Aidan Thornton, a reader from Minneapolis, has visited the site, now Pipestone National Monument, several times. He wrote to Curious Minnesota, the Strib’s reader-powered reporting project, to ask about the site’s geological and historical origins: What’s the story behind this special place?

It’s the same question carver Travis Erickson asked himself three decades ago while standing at the bottom of a quarry pit.

Erickson was quarrying for pipestone. He had dug through seven or eight feet of Sioux quartzite, a rock harder than steel. Suddenly, there was a breakthrough. He could see, in a vein in the earth, the reddish-pink pipestone used by his ancestors for centuries.

A fourth-generation pipemaker stands near examples of his craft at Pipestone National Monument.
Travis Erickson, 62, is a fourth-generation pipemaker and member of the Sisseton-Wahpeton Dakota nation. He said the best pieces of stone carve like "butter." (Jp Lawrence/The Minnesota Star Tribune)

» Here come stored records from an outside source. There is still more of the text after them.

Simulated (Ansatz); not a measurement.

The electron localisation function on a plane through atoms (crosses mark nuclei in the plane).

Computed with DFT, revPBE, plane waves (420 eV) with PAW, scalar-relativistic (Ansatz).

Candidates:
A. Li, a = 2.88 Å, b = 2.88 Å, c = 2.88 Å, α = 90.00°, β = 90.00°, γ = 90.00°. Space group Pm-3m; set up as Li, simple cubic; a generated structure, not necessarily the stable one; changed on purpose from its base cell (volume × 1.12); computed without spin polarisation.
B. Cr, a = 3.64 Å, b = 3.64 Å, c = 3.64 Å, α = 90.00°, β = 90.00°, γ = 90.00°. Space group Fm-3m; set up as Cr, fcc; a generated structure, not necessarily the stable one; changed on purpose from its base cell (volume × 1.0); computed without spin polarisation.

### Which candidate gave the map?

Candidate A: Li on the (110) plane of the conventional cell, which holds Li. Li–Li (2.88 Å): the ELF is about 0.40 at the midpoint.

“I was sitting there looking at it,” Erickson recalled, “and I said, ‘God, how did this come to be?’”

Today Erickson, a member of the Sisseton-Wahpeton Dakota nation, is a demonstrator at Pipestone National Monument. He shares stories about pipestone with many of the 80,000 or so visitors to the site each year. The rock is “metamorphosed clay” from an ancient riverbed, he said.

Clay from an ancient river bed

The geological story of Minnesota’s pipestone quarries began 1.6 billion years ago when the area was a riverbed. The clay of the riverbed became buried under sand.

Over millennia, the sand became compressed and turned into a hard, durable rock known as Sioux Quartzite. Thin layers of clay, sandwiched between shielding quartzite layers, transformed into what is known in geological terms as “catlinite.”

The name came from George Catlin, who visited the quarry in 1836. But among the tribal nations, the name in English is simply “pipestone.”

Pipestone is as soft as a fingernail, able to be carved by metal tools or even sharpened rocks. The best pieces carve like “butter,” Erickson said.

While there are about half a dozen other pipestone deposits around the country, the stones in Minnesota are special, because they have little to no hard quartzite embedded in them. Pipestone from Wisconsin and Kansas is harder to carve, Erickson said.

Demonstrators like Erickson, who has worked at the monument since 2000, use modern tools like hacksaws and nail files to shape the pipestone. But they can also show visitors the ancient drills or stone tools that their ancestors may have used.

Winnewissa Falls courses down behind the red rocks at Pipestone National Monument. (Brian Mark Peterson/The Minnesota Star Tribune)

Erickson, a fourth-generation carver, has been around pipestone since he was born. As a boy, he played with pieces of pipestone, stacking them as blocks and pretending they were army tanks.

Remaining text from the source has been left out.